Vincent Hogan: Captain Meyler earns his stripes on a night Ireland seem to run out of steam
You can't put in what God left out, but good men know how to bend the arithmetic to their advantage.
David Meyler is no silver-spoon footballer, but he understands the relationship between movement and space and how, in sport, the right energy can move mountains.
He represents an almost emblematic figure of Martin O'Neill's regime now, never a regular starter, yet always a viable option.
The bearded Corkman would have been a left-field choice as captain last night, but someone from whom O'Neill knew implicitly what he would be getting here.
Son of a devout GAA man, he has become the answer to a small multiple of questions for a manager who - between club and country (they worked together at Sunderland) - has used him as a right-back, centre-half and a conventional defensive midfielder.
This was his 21st senior cap in seven years, deployed on sentry duty in front of a back four that, accordingly, enjoyed an arm-chair evening.

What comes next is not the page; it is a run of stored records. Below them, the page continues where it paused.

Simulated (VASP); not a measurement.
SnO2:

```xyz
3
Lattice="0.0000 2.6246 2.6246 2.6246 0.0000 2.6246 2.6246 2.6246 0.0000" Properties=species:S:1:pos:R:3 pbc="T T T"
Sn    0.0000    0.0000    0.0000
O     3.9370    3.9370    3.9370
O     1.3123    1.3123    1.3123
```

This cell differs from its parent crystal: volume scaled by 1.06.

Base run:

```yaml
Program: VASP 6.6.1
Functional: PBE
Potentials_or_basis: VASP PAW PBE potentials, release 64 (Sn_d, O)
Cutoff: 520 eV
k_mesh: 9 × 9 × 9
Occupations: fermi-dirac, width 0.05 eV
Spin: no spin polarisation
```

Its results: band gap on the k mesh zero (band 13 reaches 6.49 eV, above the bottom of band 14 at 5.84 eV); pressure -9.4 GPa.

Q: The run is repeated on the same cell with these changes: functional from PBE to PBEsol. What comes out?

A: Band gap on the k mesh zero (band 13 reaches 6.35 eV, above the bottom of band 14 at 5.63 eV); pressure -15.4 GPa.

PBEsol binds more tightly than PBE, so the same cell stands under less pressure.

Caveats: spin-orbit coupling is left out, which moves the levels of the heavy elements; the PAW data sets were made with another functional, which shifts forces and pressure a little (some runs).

Little enough of what he did generated applause, but that's the nature of the work he does.
Nobody writes songs about footballers like David Meyler, albeit team-mates must be tempted to.
His promotion after the Irish midfield's broad malfunction in Tbilisi has worked well for O'Neill, the manager pointedly lauding Meyler's performance against Serbia last month, the arc of which was one brazen nutmeg by a corner-flag.
He was declared man of the match for that game and, if that garland didn't quite fall his way last night, he did again produce a performance rich in wisdom and humility.
What he brings to a team was aptly synopsised just nine minutes in when, after a clumsy touch gave the ball to Alexandru Gatcan, Meyler chased down the Moldovan as if pursuing a pick-pocket with his watch.
Soon after, he materialised behind the Irish back four, sweeping away danger fleetingly presented by the elusive Radu Ginsari.
In many ways, Meyler was the hod-carrier here, doing his prosaic thing whilst men like Wes Hoolahan and the encouragingly impressive Callum O'Dowda found licence to lift the creative curtain.
Two Daryl Murphy goals up inside 19 minutes, it proved a peculiar night by the Dodder.
The win against weak opposition was secured with easy efficiency, but anything less would have been derided.
And the timing of a new contract announcement for O'Neill was odd if only because, through his four years at the helm, seldom has this Irish team looked less identifiable in terms of football personality than it does right now.
They are neither one thing nor the other, urgent and cohesive one moment, dissonant and palpably anxious the next.
Before last night, they'd failed to win any of four competitive internationals since beating Austria in Vienna 11 months ago, four games that decanted a miserly two goals.
And that hard-boiled truth of a team losing its way in mid-campaign seemed to be overlooked this week, perhaps on the basis that no compelling alternatives to O'Neill have been making conspicuous sounds.
It's true too that international football doesn't allow a manager the intimacy of time with his players to mould any great, tactical masterplan.
Largely the job is one of compromise. Square pegs go in round holes because there is no open market for alternatives.
And the history of Irish managers is one of good men turning sour as they find themselves reduced to tossing bromides in defence of a group that can't quite give us evenings at The Bolshoi.
We always want ballet, you see. They give us a line-dance.
And so much of O'Neill's interaction with media can seem powdered with mild sarcasm, communicating only on what seems a largely superficial level.
In this, the tendencies of one Irish manager seldom differ from any other. The job wears their patience. They grow tired of the endless carping, the sense of people demanding art from a battlefield.
There have been nights when that prayer seemed to be answered, like against Italy in Lille or Austria in Vienna.
Taking the initiative in these games, by its nature, meant taking chances. And through those evenings on opposition soil, Ireland found it within themselves to play with a tempo they've largely struggled to replicate in Dublin.
To begin with, it looked like they had found it last night but, in a sense, those early Murphy goals all but sedated the crowd and, seemingly, the team. As the minutes trickled by, a lot of the early structure and control began to unravel before our eyes.
Once O'Neill became incandescent when Meyler was slow to position himself on the half-way line as Shane Duffy and Ciaran Clark stepped forward for an Irish corner. But it was a rare moment of animation from the manager on a night that quickly lost its impetus and promise.
Of course, they say that good managers are right when they have to be and that's been O'Neill's position all along, an argument that patience is a virtue that usually gets rewarded.
The journey to last year's Euro finals was electrified by an improbable Dublin win over a Germany team that never saw the punch coming.
Now Cardiff beckons and, if Meyler doesn't retain the captaincy on Monday, it will be a surprise if he doesn't at least start. An unfashionable footballer making the most of what nature gave him.
An emblem of the team.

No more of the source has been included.